Transcribe a Local File

This example shows how to analyze a local audio file (an audio file on your computer) using Deepgram's SDKs. In your terminal, create a new file in your project's location, and populate it with the code. (Be sure to replace the audio filename with a path/filename of an audio file on your computer.)

// index.js (node example)

const { createClient } = require("@deepgram/sdk");
const fs = require("fs");

const transcribeFile = async () => {
  // STEP 1: Create a Deepgram client using the API key
  const deepgram = createClient(process.env.DEEPGRAM_API_KEY);

  // STEP 2: Call the transcribeFile method with the audio payload and options
  const { result, error } = await deepgram.listen.prerecorded.transcribeFile(
    // path to the audio file
    fs.readFileSync("spacewalk.mp3"),
    // STEP 3: Configure Deepgram options for audio analysis
    {
      model: "nova-2",
      smart_format: true,
    }
  );

  if (error) throw error;
  // STEP 4: Print the results
  if (!error) console.dir(result, { depth: null });
};

transcribeFile();
# main.py (python example)

import os
from dotenv import load_dotenv

from deepgram import (
    DeepgramClient,
    PrerecordedOptions,
    FileSource,
)

load_dotenv()

# Path to the audio file
AUDIO_FILE = "spacewalk.mp3"

API_KEY = os.getenv("DG_API_KEY")


def main():
    try:
        # STEP 1 Create a Deepgram client using the API key
        deepgram = DeepgramClient(API_KEY)

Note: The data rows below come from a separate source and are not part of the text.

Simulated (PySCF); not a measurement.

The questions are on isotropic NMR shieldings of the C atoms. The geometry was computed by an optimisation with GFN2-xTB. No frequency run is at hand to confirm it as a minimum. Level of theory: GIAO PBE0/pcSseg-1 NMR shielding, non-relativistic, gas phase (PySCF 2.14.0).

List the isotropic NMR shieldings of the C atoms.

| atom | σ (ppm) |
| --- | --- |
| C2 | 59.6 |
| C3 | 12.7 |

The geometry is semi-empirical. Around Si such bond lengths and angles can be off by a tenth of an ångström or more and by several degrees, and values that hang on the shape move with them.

        with open(AUDIO_FILE, "rb") as file:
            buffer_data = file.read()

        payload: FileSource = {
            "buffer": buffer_data,
        }

        #STEP 2: Configure Deepgram options for audio analysis
        options = PrerecordedOptions(
            model="nova-2",
            smart_format=True,
        )

        # STEP 3: Call the transcribe_file method with the text payload and options
        response = deepgram.listen.prerecorded.v("1").transcribe_file(payload, options)

        # STEP 4: Print the response
        print(response.to_json(indent=4))

    except Exception as e:
        print(f"Exception: {e}")


if __name__ == "__main__":
    main()

// Program.cs (.NET example)

using Deepgram;
using Deepgram.Models;
using Newtonsoft.Json;

var credentials = new Credentials("YOUR_API_KEY");

// STEP 1: Create a new DeepgramClient
var deepgramClient = new DeepgramClient(credentials);

// path to the audio file
using (FileStream fs = File.OpenRead("spacewalk.mp3"))
{
  // STEP 2: Make a prerecorded request to the Deepgram API
  var response = await deepgramClient.Transcription.Prerecorded.GetTranscriptionAsync(
  new StreamSource(
      fs,
      "audio/wav"),
  // STEP 3: Set the options for the transcription
  new PrerecordedTranscriptionOptions()
  {
    Model = "nova-2",
    SmartFormat = true,
  }
  );
  // STEP 4: Print the response
  Console.WriteLine(JsonConvert.SerializeObject(response));
}

// main.go (Go example)

package main

import (
	"context"
	"encoding/json"
	"fmt"
	"os"

	prettyjson "github.com/hokaccha/go-prettyjson"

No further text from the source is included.